A government proposal to delay the next business-rate revaluation will exaggerate the north-south divide.
November 15, 2012

Retailers and owners of vacant shops may be hit by a government proposal to postpone the revaluation of business rates. Britain's more troubled high streets had been eagerly anticipating the next review, due in April 2015, in expectation of rate cuts. But, as part of the Growth and Infrastructure Bill, the communities and local government department now wants to delay the reset date by two years.

Junior minister Brandon Lewis said the reform would "avoid local firms and local shops facing unexpected hikes in their business rate bills" and "provide certainty for business to plan and invest, supporting local economic growth". But the entire business and property lobby has lined up to claim the opposite - that the decision will punish the firms hardest hit by the recession.

Business rates are like council tax for commercial properties. The difference is that they are based on rental values, rather than capital values, and these values are updated every five years. The government is not allowed to raise the tax take by more than inflation, so the valuations simply redistribute the burden across the country to reflect relative changes in rental levels.

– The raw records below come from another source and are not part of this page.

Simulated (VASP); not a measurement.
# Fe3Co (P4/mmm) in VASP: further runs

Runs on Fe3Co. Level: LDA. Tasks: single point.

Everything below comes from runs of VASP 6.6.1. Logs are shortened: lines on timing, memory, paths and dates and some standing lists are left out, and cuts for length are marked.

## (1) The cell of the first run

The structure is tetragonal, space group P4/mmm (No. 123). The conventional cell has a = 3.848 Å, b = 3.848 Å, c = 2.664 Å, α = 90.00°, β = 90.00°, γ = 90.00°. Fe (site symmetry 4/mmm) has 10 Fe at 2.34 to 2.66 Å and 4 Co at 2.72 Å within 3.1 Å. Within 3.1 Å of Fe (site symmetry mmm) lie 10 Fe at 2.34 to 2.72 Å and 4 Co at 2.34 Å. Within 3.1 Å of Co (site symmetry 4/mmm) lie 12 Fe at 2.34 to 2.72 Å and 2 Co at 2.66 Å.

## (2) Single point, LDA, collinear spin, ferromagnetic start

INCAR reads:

The last revaluation - in 2010, but based on rental values from April 2008 - happened to coincide with the top of the economic cycle. Since then, rents have fallen by as much as a half in economically weaker towns and second-tier locations, while they have risen further in central London and remained robust in commuter towns. A revaluation would therefore reduce the tax take from economically weaker locations and raise it in the more resilient south east.

Some see the measure as political opportunism. Delaying the revaluation will spare Tory and Liberal heartlands a pre-election blow. Moreover, the overall rental value of the country's commercial property stock is bound to have fallen since April 2008, so the government will have to raise the proportion of rent it takes to maintain its revenues - a headline it would rather avoid five weeks before a general election.